Weightshifting: I’m on a plain.

It’s just after 9pm. We’re lying in bed. Not at home. Not in our rooftop tent either. But in the back of the rig on our Hest mattress. It usually lives in the tent, but we’re going lo-fi.
We’re in the Central Coast of California, on public land. We were in San Luis Obispo a few hours before at Scout Coffee, a favorite, getting refueled for this last leg.
We’d camped here before, two years ago in February 2024, for the first time. Barb was still with us. It was quiet then, and it’s quiet now. It was colder then, and we awoke to some frost on top of the tent. We arrived today in some very light rain. The trails are in better shape: not as muddy and sloppy. No need to peel off inches of mud affixed to the tires and wheel wells with a stick this time.
We haven’t slept in the rig like this since our very first overland trip, when we met up with Tyler for a phenomenal first trip into Death Valley. It didn’t quite work then, and we switched to our tent for the rest of it. To get the then air mattress in, we had to take everything else out and put it in a tent. That was... ridiculous. It made more sense to just sleep in the ground tent with Barb, and leave everything else inside. We were such noobs.
Long-time readers might know that we’ve slept in the rig a number of times, though in the front seats when horrendous winds drive us from the tent to the relative peace of the cabin.
We get to lie down this time and with no fridge and power station to weigh us down and eat up space, we’re getting a bit of both worlds.

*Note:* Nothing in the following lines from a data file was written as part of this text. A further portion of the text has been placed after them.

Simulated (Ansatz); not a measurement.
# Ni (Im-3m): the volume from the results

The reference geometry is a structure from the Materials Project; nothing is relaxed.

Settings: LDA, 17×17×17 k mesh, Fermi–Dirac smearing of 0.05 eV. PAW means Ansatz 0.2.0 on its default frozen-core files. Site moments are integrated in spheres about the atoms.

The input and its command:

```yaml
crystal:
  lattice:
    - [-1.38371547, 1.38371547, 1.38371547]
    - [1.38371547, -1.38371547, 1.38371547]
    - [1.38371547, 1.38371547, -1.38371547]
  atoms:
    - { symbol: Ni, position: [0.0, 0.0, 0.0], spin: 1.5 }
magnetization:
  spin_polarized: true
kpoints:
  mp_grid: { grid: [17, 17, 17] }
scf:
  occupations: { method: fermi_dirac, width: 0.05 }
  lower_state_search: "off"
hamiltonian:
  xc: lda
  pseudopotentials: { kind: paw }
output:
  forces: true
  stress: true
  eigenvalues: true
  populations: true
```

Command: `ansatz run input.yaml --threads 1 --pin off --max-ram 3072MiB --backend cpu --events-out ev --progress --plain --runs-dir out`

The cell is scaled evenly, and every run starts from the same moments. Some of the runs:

Our destination could have been reached in one day, but we wanted to break up the journey. Carrizo Plain makes for a quiet night. Jen and I have come to dislike spending money on a middle-of-the-road hotel that’s more than it’s worth and built poorly. I don’t want to hear my neighbors’ TV, their clomping around, and children screaming and pounding floors. That’s not worth the likely $200/night after taxes and fees for a rest pit stop.
Peace and quiet. It’s all I’m looking for these days.
I wrote a post recently: Baseline Loss. It’s a strange time to contemplate what my career looks like in an age where the dialog, power, and money is centered around all things AI. What does it mean to practice design and development when you’re working with people that can send you a wireframe that looks like a finished product? Sure, it’s not finessed nor the fit and finish of something great, but there’s enough existing design and frameworks out there that mean the “wireframe” or the prototype look better than some of the products actual companies produce. Take a look at institutional software: banks, airlines, etc. Their digital footprint sometimes feels and looks shoddy. Like the structure will come apart with one wrong click. Presentation isn’t everything of course, and that’s where the real work lies. It’s in the durability and quality of things, not just craft or taste, that makes things last, makes things sturdy, makes things usable.

In related news, I co-founded a new company, Latent Co. I joined Ryan Carver and Juan Pablo Zambrano to make a photo editor for Mac, called Aphera. We’re getting close, and our beta testers have been great. It feels anachronistic to make a fully-fledged photo editor in an age where everyone can supposedly make software. But we’re doing things the hard way. This moment feels extremely turbulent and I’m doing my best to straighten out the plane, to carve out a semblance of control and independence. It’s a gamble, a risk, but it also feels like the right thing to do.
If you’re interested, you can sign up for early access and updates at the website and learn more about the app in the About, Now, and Docs. Or, if you shoot RAW, are tired of Lightroom, appreciate independent software, and would like to test, you can hit reply.
We’re in the desert now, for a week. There’s a cactus outside. I’ll soak my bones in the dust.